A number of bureaucrats in New Delhi have done away with their beacons or red lights on their official vehicles. The reason: every person arrested or hauled up for any sort of corruption-related activity—including the babu involved in the NALCO scandal—has been found in or around a car with a beacon or red light
"Music in the Park" is a come-as-you-are event, held in the mosquito-free environs of Nehru Park, Chanakyapuri, New Delhi, entry and parking free. No tickets, passes, nothing.
Everybody sits together, unobtrusive security, and great music. Today it is Bombay Jayshree followed by Pandit Debu Choudhari as I type this, in the dark, by the light of the LCD monitor. And great music.
Out there in the VIP parking lot, are a large number of Delhi's finest drivers of various white Ambassador cars. Lounging around, some have made it to the open space at the back of the concert area, while others lounge around smoking bidis and playing cards. But there is a big difference today.
Barring one car, which is obviously from the Fire Department, not a single sarkari car has a red light or beacon. Yes, the fire engine, police patrol cars, ambulance and garbage disposal trucks have their beacons, so does the truck which is linked to the portable toilets.
But a large number of babus, at least the sort who have come to listen to Bombay Jayshree and Debu Choudhari, have apparently dispensed with their red lights and flashing beacons.
The marks where once stood the symbol of whatever on white, are now visible, like tan lines.
Once inside, I spot a friend from the tribe otherwise known as "civil servant", senior enough to have the organisers hovering around.
Spotting me, he joins us in the back, where the bad boys are hanging around smoking when they should not be doing so. Lighting up, I ask him about this latest phenomenon, this rapid removal of red lights and beacons from sarkari cars...
Background: Satyendra Garg, bossman of the Delhi Traffic Police and a legendary cop in his own right, has been trying hard for months now to bring some discipline into drivers who inhabit the vast wild jungle that that is Delhi's roads. One of the wildest creatures here is the laal battee vaallee gaadee. So wild that even the President, Prime Minister and Home Minister do not choose to have a red light on their official cars.
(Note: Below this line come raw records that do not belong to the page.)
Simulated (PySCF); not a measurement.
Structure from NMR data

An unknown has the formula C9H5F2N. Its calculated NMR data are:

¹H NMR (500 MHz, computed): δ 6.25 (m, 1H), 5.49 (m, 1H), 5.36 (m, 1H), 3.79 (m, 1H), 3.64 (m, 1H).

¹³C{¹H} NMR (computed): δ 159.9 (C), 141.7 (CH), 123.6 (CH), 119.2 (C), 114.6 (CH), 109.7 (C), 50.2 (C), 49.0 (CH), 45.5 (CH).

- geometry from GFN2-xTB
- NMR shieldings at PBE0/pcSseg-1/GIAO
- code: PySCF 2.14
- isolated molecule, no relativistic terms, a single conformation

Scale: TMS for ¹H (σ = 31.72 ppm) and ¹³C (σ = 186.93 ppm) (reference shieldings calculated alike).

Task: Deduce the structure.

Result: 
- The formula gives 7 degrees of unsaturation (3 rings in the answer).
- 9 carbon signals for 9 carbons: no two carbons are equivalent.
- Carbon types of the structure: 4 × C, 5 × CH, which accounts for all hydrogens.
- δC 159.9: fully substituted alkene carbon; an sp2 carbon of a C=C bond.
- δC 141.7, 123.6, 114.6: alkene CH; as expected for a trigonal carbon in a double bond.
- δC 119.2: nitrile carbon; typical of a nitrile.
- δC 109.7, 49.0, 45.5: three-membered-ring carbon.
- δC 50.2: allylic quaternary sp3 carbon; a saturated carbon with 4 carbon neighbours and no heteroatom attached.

So what has all this got to do personal finance, then?
Just this-every person arrested or hauled up for any sort of scam, bribe, corruption-related activity or similar, just name them, has been found in or around a car with a beacon or red light.
The latest being the chairman of NALCO and his wife-they did even better, by using their red light beacon equipped car to enter the high security environs of the UPSC (Union Public Service Commission) Building on Shah Jahan Road, with its four-layer security.
And despite all this paraphernalia, the CBI still caught them red-beaconed, so to say. So, rapidly coming off on a babu gaadee near you somewhere, are a whole lot of red beacons.
Still, the mood is upbeat, with that variety of government babus who were straightforward in the first instance, the sort who would come to a music programme like this in their own personal cars. And if there is one symbol that some sort of change is in the offing, then it is in the vast reduction in the number of siren-hooting red beacon flashing cars speeding past.
After all, nobody wants to attract the attention of the CBI (Central Bureau of Investigation), do they? Least of all those driving around with kilos of gold or suitcases full of money.
Note: The UPSC Building in Delhi is where pretty much every civil servant started her or his career. The security there is impressive indeed. For anybody to be stupid enough to walk into the UPSC branch of the Bank of Maharashtra within, and expect not to be caught, is a living example of how easy it is to make money if you had a red light on your car.